A Note on the Use of Chairs in Zen Meditation

A Note on the Use of Chairs in Zen Meditation January 29, 2023

 

 

 

A Note on the Use of Chairs in Zen Meditation

I have been practicing Zen well past fifty years. My skin is wrinkling. My hair is a different color than it was in my youth and maturity. I’m shorter than I once was. And I need to go to the bathroom when I need to go to the bathroom. Admittedly, I still am not worried about buying green bananas. But I know that day is right around the corner.

I’m in a new season. And there are new ways of focus. And practice.

Each of the moments in our lives invite new perspectives. For example, I love that ancient anthology of spiritual anecdote and direction, the Blue Cliff Record. Case 36.

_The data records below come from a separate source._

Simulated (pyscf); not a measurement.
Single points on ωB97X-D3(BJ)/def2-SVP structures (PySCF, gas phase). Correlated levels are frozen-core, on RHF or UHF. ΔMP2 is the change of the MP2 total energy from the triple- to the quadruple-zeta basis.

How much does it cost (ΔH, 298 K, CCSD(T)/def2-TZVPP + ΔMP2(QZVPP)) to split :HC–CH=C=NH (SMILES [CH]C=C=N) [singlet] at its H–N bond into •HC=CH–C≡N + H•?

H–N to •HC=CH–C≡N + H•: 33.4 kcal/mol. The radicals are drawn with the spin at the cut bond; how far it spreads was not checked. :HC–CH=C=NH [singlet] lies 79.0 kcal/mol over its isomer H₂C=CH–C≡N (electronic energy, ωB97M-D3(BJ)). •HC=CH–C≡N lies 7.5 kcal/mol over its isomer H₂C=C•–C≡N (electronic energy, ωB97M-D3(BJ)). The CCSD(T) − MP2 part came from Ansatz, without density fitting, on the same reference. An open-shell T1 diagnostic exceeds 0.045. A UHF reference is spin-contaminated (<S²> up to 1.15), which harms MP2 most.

One day Changsha went off to wander in the mountains. When he returned, the temple director met him at the gate and asked, “So, where have you been?” Changsha replied, “I’ve been strolling about in the hills.” “Which way did you go?” “I went out following the scented grasses and came back chasing the falling flowers.” The director smiled. “That’s exactly the feeling of spring.” Changsha, agreed, adding, “It’s better than autumn dew falling on lotuses.”

Now, the way the whole thing is presented is so perfect. A radical call into the way. There is a path, but we need to wander, and being in its general vicinity is enough. Following those scented grasses. Returning chasing the falling flowers. Each step full.

And. Then there’s that observation about the spring feeling. There is something glorious as we tumble into the way, Especially, if, like spring, it is so full of promise. Genuinely wonder, genuinely wonderful.

But really, autumn dew falling is just as intimate. Less future in front of it. And, maybe with more aches and pains. But. Without doubt. Genuinely wonderful.

Also, this case reminds us while we’re constantly called to this moment, it is also a journey. We are mutable. And passing. And we are constantly invited to notice. It’s with that, that every step is golden. Going out. Coming back. Mysteries unfold.

These days when I sit in meditation, I almost always sit in a chair. I’ve spent decades sitting on the floor in the traditional style of the Zen way. Over those years, when for one reason or another I’ve had to sit in chairs, I felt embarrassed. Sort of like I was cheating. Or, as a teacher that I was setting a bad example.

For a number of reasons, not least because the early Zen meditation manuals pretty much always talk about sitting on the floor in a full lotus, with the only concession to human frailty in a half-lotus, many Zen teachers tend to ignore, make light of, or discourage sitting in chairs.

I know one Zen teacher who told me he didn’t like how chairs affected the aesthetic of the line of meditators.

Some do so because they fetishize the posture, saying that it is the identity of practice and awakening. A sad literalizing of a deep truth. We need to find that place where our bodies and our awakening are not two. Thinking it means a specific posture is that miss which is as good as a mile.

And, while I’ve at least had the decency never to tell anyone they had to sit on the floor crosslegged, I did hold myself to that rule. For many years.

But times change. Bodies change. And, and this is important, sometimes we never have the option of sitting crosslegged on the floor. The autumn dew falling on lotuses. No better. No lesser.

We’re being called into an intimate moment.

Zafu. Chair. Heck, I’ve found some of my best moments have been sitting in my rocking chair.

And here’s a fact. Chair sitting is going to be increasingly a part of my practice. And, here’s another fact. It is perfect just as it is. Just being present. Just breathing. Each breath can be the last. Just as each breath can be the first. Opening our hearts, opening my heart, each breath a wonder.

And another small lesson. Learned over and over. Turns out one of the blessings of the autumn practice is how it is mostly about letting go.

Letting go. Really letting go. And, how that is just fine.